Agent skill
paragraph-curator
Structured paragraph curation for C5: **select -> evaluate -> subset -> fuse**, so drafts converge instead of only expanding. **Trigger**: paragraph curator, curation, select evaluate fuse, paragraph selection, 选段, 评价, 融合, 收敛, 去冗余. **Use when**: you are in C5, `sections/*.md` exist, and the writing loop drifts toward 'longer by accumulation' (repetition, redundant paragraphs, weak synthesis). **Skip if**: evidence packs are thin / `evidence-selfloop` is BLOCKED; or you are pre-C2 (NO PROSE). **Network**: none. **Guardrail**: do not invent facts; do not add/remove citation keys; do not move citations across subsections; keep section-level claims consistent with `output/ARGUMENT_SKELETON.md# Consistency Contract`.

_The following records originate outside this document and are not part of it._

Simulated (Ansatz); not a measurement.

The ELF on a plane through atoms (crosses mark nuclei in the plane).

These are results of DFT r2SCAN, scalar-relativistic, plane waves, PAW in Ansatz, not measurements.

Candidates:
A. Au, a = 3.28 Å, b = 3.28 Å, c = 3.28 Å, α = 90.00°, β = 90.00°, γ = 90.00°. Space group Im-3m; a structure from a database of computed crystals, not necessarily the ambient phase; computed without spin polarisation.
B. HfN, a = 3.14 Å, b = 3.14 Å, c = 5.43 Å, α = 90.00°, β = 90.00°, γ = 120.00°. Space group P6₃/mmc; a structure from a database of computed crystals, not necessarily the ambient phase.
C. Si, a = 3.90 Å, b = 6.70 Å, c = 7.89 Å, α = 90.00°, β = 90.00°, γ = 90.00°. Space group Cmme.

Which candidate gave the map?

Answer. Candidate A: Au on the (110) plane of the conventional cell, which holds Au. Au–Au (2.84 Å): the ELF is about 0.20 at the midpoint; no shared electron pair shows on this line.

Install this agent skill to your Project
npx add-skill https://github.com/WILLOSCAR/research-units-pipeline-skills/tree/main/.codex/skills/paragraph-curator
SKILL.md
Paragraph Curator (select -> evaluate -> subset -> fuse)
Purpose: turn “keep rewriting and getting longer” into a controlled convergence step.
This skill adds a decision layer between “draft paragraphs” and “polish voice”:
- keep the best paragraphs
- merge redundant ones
- rewrite for clearer argument moves
- expand only when coverage is missing (using existing evidence cards)
This is a content-structure pass (not a style pass). Run style-harmonizer and opener-variator after curation.
Inputs
Required:
sections/(especially H3 bodies:sections/S<sub_id>.md)outline/writer_context_packs.jsonl(what each H3 must cover + allowed citations)output/ARGUMENT_SKELETON.md(single source of truth for terminology + premises)
Recommended:
output/SECTION_ARGUMENT_SUMMARIES.jsonl(paragraph moves + outputs)output/SECTION_LOGIC_REPORT.md(paragraph linkage risks)output/WRITER_SELFLOOP_TODO.md(style smells / scope/citation warnings)
Outputs
- Updated
sections/*.md(same filenames; body-only; no headings) output/PARAGRAPH_CURATION_REPORT.md(short; PASS/FAIL + what changed)- Create
sections/paragraphs_curated.refined.okwhen done (empty file; pipeline contract signal)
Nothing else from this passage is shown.